Comment Re:You Can't Fix It (Score 1) 133
The problem is that in FLOSS, rejecting code may bruise somebody's ego, but that is it. In commercial development a whole slew of contractual issues come in.
So write the contract accordingly, then. Such as "Code will be rejected or accepted based on merit. When the product ships, payment only for code that got in."
You'll have a hard time putting something that subjective into a contract, you could change your mind about the project half way through and just reject all their code.
Yes - it happens all the time (changing projects, rejecting code and terminating employment). We don't need contracts that specify the quality of the code - but they do exist e.g. secure code standards.
OK. Now I'm confused:
So write the contract accordingly, then. Such as "Code will be rejected or accepted based on merit. When the product ships, payment only for code that got in."
We don't need contracts that specify the quality of the code
If you're saying that at some point during the contract you realise it's not working out, pay for the time spent and terminate early then that's fine. If you're saying that you'll pay based on some evaluation of the end product then the criteria for success need to be very clearly defined at the outset so that the contractor can assess the risk of failure and decide whether to take the contract.
Don't know what planet you live on where that doesn't happen (Planet Couch?).
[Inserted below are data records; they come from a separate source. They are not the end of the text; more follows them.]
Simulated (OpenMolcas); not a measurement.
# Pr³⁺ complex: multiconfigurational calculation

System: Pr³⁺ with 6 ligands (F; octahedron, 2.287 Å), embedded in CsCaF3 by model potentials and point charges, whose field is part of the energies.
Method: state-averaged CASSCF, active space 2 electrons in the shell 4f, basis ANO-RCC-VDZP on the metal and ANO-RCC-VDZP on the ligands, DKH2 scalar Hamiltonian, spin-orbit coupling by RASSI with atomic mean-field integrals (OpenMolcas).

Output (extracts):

I don't have any direct experience, I've just chatted to people who are contractors on other projects in our office and the people who hired them. They have been hired because there's an immediate need and no one available with either the time or skills required. The specification is written as well as it can be under the circumstances but it's never perfect. There are some very good contractors who keep getting rehired because they're trusted to deliver without a lot of management and there are some who are over their heads who get let go early. In the middle are the people who delivered as well as could be expected under the circumstances but the results aren't perfect and that's where it gets messy. There's a hard deadline to be met and so something has to be shipped, if the project gets funded for the next stage then they'll try to fix the bugs later, otherwise they'll stay.